Distributed Training in TensorFlow

View on TensorFlow.org Run in Google Colab View source on GitHub

Overview

The tf.distribute.Strategy API is an easy way to distribute your training across multiple devices/machines. Our goal is to allow users to use existing models and training code with minimal changes to enable distributed training.

Currently, in core TensorFlow, we support tf.distribute.MirroredStrategy. This does in-graph replication with synchronous training on many GPUs on one machine. Essentially, we create copies of all variables in the model's layers on each device. We then use all-reduce to combine gradients across the devices before applying them to the variables to keep them in sync.

Many other strategies are available in TensorFlow 1.12+ contrib and will soon be available in core TensorFlow. You can find more information about them in the contrib README. You can also read the public design review for updating the tf.distribute.Strategy API as part of the move from contrib to core TF.

Example with Keras API

Let's see how to scale to multiple GPUs on one machine using MirroredStrategy with tf.keras.

We will take a very simple model consisting of a single layer. First, we will import Tensorflow.

!pip install -q tf-nightly
import tensorflow as tf

To distribute a Keras model on multiple GPUs using MirroredStrategy, we first instantiate a MirroredStrategy object.

strategy = tf.distribute.MirroredStrategy(["/gpu:0", "/cpu:0"])
INFO:tensorflow:Device is available but not used by distribute strategy: /device:XLA_CPU:0
WARNING:tensorflow:Not all devices in `tf.distribute.Strategy` are visible to TensorFlow.

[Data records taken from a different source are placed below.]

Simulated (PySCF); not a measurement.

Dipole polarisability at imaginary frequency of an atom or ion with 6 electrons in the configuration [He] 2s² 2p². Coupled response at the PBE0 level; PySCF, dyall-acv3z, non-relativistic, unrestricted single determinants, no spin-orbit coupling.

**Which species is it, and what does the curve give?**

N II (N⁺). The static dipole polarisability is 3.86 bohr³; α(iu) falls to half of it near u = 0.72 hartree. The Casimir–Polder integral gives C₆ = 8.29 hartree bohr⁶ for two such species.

We then create and compile the Keras model in strategy.scope.

with strategy.scope():
  inputs = tf.keras.layers.Input(shape=(1,))
  predictions = tf.keras.layers.Dense(1)(inputs)
  model = tf.keras.models.Model(inputs=inputs, outputs=predictions)
  model.compile(loss='mse',
                optimizer=tf.train.GradientDescentOptimizer(learning_rate=0.2))
WARNING:tensorflow:From /usr/local/lib/python3.5/dist-packages/tensorflow/python/ops/init_ops.py:1253: calling VarianceScaling.__init__ (from tensorflow.python.ops.init_ops) with dtype is deprecated and will be removed in a future version.
Instructions for updating:
Call initializer instance with the dtype argument instead of passing it to the constructor
WARNING:tensorflow:From /usr/local/lib/python3.5/dist-packages/tensorflow/python/ops/resource_variable_ops.py:439: colocate_with (from tensorflow.python.framework.ops) is deprecated and will be removed in a future version.
Instructions for updating:
Colocations handled automatically by placer.

Let's also define a simple input dataset for training this model.

train_dataset = tf.data.Dataset.from_tensors(([1.], [1.])).repeat(10000).batch(10)

To train the model we call Keras fit API using the input dataset that we created earlier, same as how we would in a non-distributed case.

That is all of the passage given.